He shook his head. I tried a few more. Nada.

“I give up.”

“Clouds!” my brother said, rolling his large eyes as he pointed upwards. I hit my head with my palm, peeved that my normally keen observation skills were a let-down this time. I had looked all around but forgotten to look up. He offered a sympathetic smile and a flash of white teeth.

Children are generally more observant of their surroundings than adults. With wide-eyed wonder and curiosity, they observe all the world has to offer with fascination. Birds, butterflies, flowers, bits of paper tossed about by the wind; all are scrutinized with keen interest, and if there’s an adult around, a barrage of questions will follow. Familiar?

Then we grow up.

We lose our sense of wonder. We’ve seen it all. No new discoveries to make. We get lost in our thoughts or flit through days on autopilot.

It’s said that there’s nothing new under the sun. True. Still, our knowledge is limited. And the opportunities for exploration every day are vast, reason to live wide-eyed. This can only happen if we learn to be observant; if we can re-learn the art of contemplating the world with the natural fascination of little children.

How well-developed are your observation skills? If not up to scratch, chances are that you’re missing important details. And, therefore, making less-informed decisions. Poor observation skills will also rob you of the potential to be inspired or intrigued, consigning you to an average experience of life. You may lose out on opportunities to engage meaningfully with people, places, and situations around you.

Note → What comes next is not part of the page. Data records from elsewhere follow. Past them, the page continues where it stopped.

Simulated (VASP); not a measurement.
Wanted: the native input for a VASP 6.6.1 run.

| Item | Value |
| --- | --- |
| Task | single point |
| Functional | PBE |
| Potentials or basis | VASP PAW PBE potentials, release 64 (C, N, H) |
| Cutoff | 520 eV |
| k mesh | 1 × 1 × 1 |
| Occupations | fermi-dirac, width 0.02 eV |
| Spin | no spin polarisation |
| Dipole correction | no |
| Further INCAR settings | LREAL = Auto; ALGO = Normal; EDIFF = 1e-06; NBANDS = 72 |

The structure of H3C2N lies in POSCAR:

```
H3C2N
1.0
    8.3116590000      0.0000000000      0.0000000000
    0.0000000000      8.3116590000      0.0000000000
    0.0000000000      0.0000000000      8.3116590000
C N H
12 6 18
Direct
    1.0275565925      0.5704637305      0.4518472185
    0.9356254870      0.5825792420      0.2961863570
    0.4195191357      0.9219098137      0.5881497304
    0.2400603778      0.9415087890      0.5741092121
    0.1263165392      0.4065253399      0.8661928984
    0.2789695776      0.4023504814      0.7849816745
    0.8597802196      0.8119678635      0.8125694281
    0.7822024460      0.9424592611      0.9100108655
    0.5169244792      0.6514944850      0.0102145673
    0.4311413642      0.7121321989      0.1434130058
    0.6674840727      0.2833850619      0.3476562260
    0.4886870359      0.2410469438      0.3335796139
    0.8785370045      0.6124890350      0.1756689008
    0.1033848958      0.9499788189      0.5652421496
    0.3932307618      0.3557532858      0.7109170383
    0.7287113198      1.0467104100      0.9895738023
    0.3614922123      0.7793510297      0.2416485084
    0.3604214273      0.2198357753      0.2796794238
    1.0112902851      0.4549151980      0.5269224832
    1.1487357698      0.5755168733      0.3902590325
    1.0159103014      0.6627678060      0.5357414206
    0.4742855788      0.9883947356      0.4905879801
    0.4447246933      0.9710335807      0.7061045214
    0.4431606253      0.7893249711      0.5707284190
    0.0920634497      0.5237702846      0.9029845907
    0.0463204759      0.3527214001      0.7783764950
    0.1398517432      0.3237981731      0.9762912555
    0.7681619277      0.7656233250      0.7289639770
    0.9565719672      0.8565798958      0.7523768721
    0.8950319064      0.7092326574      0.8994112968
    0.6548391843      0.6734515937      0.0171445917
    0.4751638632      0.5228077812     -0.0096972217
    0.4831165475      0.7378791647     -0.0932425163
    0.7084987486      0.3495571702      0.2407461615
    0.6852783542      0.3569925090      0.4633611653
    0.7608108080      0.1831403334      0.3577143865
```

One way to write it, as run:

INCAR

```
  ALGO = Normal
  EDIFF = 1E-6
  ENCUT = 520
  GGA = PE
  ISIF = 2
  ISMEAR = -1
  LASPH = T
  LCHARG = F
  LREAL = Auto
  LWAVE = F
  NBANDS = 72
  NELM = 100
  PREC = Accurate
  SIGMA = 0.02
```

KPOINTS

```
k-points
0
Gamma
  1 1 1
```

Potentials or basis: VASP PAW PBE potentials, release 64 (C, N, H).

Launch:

Splitting hairs? Not really. There’s a distinction between ‘observing’ and ‘seeing.’ The latter is passive. Take, for instance, your regular commutes. You probably see everything around you, but how often do you uncover new things, or note down information you could use later?

On the other hand, when you observe, you pay attention—intently and actively. You discern details that bring better understanding and help you connect the dots, enabling you to reach well-informed conclusions and to solve problems more effectively. These abilities can strengthen your interpersonal and workplace skills, improving the way you interact with people and the environments around you.

I have good news for you. It’s possible to develop your powers of observation. Yes, you can train your brain to observe more. Here are some tips––

·      Slow down and be present. Practice being fully in the moment, engage with what’s happening around you.

·      Be curious. Approach situations with an inquisitive mindset. Ask questions, seek to understand, and explore your surroundings actively.

·      Use all your senses. Listen carefully, feel textures, smell, and even taste when appropriate. There’s research behind this. Using all your senses promotes well-being and improves understanding and retention. It even activates more parts of your brain, giving you a greater sense of vitality. Looking things up on the internet does not have the same effect.

·      Keep a journal. Note down some of your new observations and any ideas they bring to mind.

Enjoy your newfound wonder lenses. The world is so much brighter when you observe it through them.